They call it Lifegame. It's a clever, high-concept show that further breaks down the increasingly flimsy barrier between audience and performer. We used to take it for granted when we went to the theater that someone would have written a script, actors would have learned lines, there would be a set and costumes, and a story would unfold before us. In Lifegame, the audience--or, at least, one audience member--brings the script to The Jane Street Theatre in the form of his or her life.
This is how it works: Someone is chosen in advance to have his or her life theatricalized on stage. Interviewed in front of the audience, that person provides information that becomes grist for a troupe of improv artists who act out what may or may not be key moments in the subject's life. Both the person chosen and the audience get to witness those moments played for comedy and/or poignancy by estimable members of The Improbable Theatre. The only problem with Lifegame is that this nifty idea sounds better on paper than it works on stage.
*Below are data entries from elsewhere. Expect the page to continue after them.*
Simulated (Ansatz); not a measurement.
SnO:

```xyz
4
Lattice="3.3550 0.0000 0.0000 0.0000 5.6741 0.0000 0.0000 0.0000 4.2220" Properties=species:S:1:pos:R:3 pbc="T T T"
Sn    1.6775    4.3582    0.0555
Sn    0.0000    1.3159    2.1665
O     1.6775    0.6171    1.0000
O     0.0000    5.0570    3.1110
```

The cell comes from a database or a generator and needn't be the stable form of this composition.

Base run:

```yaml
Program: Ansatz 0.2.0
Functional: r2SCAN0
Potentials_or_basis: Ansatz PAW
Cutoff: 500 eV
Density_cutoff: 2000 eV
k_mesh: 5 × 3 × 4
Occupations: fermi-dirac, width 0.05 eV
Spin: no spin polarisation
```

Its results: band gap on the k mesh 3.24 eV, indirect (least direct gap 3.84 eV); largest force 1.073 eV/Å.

It's the nature of the beast, of course, that a show based on improv is going to be different all the time. In Lifegame, the cast is somewhat limited by the chosen subject. If the person whose life is being exposed shares moments that are exciting, funny, weird, or dramatic, the troupe has more to work with, whereas a dull life might naturally lead to a dull show if the improvisers aren't particularly inspired. And an inarticulate or non-giving guest could really gum up the works. The Improbable Theatre folks try to mitigate those kinds of disasters by choosing their subjects in advance, rather than directly out of that night's audience, and they spend an hour with the selected person before the curtain rises. The show's tag line states that "there is a story in everyone," which is true. Unfortunately, not every story is worth hearing.
On the night we saw Lifegame, the guest was a voluble man who was often funnier than the company; but his life lacked conflict, which is the essence of theater. There were some amusing moments, like a childhood memory of he and a friend throwing knives at each other's bare feet, and the troupe offered a musicalized recreation of the fellow's date with another guy who wanted to introduce him to opera. But there was a lot of down time, as well, because the interview process kept hitting dead ends. The biggest problem was the interviewer herself, who did not appear to know how to elicit the man's juiciest stories; as a consequence, the things she often ended up asking the troupe to recreate held little promise for either comedy or drama. She shied away from conflict, rather than embracing it. On the positive side, neither the interviewer nor the troupe did anything that might embarrass their guest. They were respectful at all times--knowing, we presume, that the paying customers would not stand for one of their own being demeaned.
The concept of Lifegame, credited to Keith Johnstone, is inherently appealing. We like to think that our lives are interesting, even entertaining. Certainly, the members of the improv troupe--led by the artistic directors and designers of The Improbable Theatre, Phelim McDermott, Lee Simpson, and Julian Crouch--are clever and nimble at finding ways to act out your past, your fantasies, and possibly your future. They pulled off a rather sweet finale at the show we attended when they imagined the death of that night's hero and brought him face-to-face with God, using bits and pieces of information they had conjured from earlier skits.
The Lifegame ensemble can likely be counted upon to provide some truly amazing evenings of entertainment when everything falls properly in to place. Too often, though, the show seems like an elaborate party game played by an exceptionally talented group of friends.